(Friday 23 September, New York) Twitter and UN Global Pulse today announced a partnership that will provide the United Nations with access to Twitter’s data tools to support efforts to achieve the Sustainable Development Goals, which were adopted by world leaders last year.
Every day, people around the world send hundreds of millions of Tweets in dozens of languages. This public data contains real-time information on many issues including the cost of food, availability of jobs, access to health care, quality of education, and reports of natural disasters. This partnership will allow the development and humanitarian agencies of the UN to turn these social conversations into actionable information to aid communities around the globe.

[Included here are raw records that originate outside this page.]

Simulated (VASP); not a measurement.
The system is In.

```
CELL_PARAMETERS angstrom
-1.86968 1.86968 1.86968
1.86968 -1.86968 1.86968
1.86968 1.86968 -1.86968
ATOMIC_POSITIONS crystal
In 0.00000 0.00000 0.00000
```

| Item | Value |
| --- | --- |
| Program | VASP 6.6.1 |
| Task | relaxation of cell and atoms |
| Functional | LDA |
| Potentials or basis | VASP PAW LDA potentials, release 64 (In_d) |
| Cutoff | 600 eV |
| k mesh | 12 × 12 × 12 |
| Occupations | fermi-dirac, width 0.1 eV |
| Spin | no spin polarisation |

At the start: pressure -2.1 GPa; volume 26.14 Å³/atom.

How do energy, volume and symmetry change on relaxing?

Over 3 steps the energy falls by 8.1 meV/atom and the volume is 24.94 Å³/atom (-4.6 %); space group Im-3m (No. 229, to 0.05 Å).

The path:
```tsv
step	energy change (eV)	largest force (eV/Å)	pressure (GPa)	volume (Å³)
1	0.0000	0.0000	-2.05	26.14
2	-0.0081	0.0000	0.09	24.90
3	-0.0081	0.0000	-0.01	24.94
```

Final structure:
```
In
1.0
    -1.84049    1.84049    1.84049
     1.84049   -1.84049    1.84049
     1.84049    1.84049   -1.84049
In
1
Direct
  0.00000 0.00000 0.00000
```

“The Sustainable Development Goals are first and foremost about people, and Twitter’s unique data stream can help us truly take a real-time pulse on priorities and concerns — particularly in regions where social media use is common — to strengthen decision-making. Strong public-private partnerships like this show the vast potential of big data to serve the public good,” said Robert Kirkpatrick, Director of UN Global Pulse.
“We are incredibly proud to partner with the UN in support of the Sustainable Development Goals,” said Chris Moody, Twitter’s VP of Data Services. “Twitter data provides a live window into the public conversations that communities around the world are having, and we believe that the increased potential for research and innovation through this partnership will further the UN's efforts to reach the Sustainable Development Goals."
Organizations and business around the world currently use Twitter data in many meaningful ways, and this unique data source enables them to leverage public information at scale to better inform their policies and decisions. These partnerships enable innovative uses of Twitter data, while protecting the privacy and safety of Twitter users.
UN Global Pulse’s new collaboration with Twitter builds on existing R&D that has shown the power of social media for social impact, like measuring the impact of public health campaigns, tracking reports of rising food prices, or prioritizing needs after natural disasters.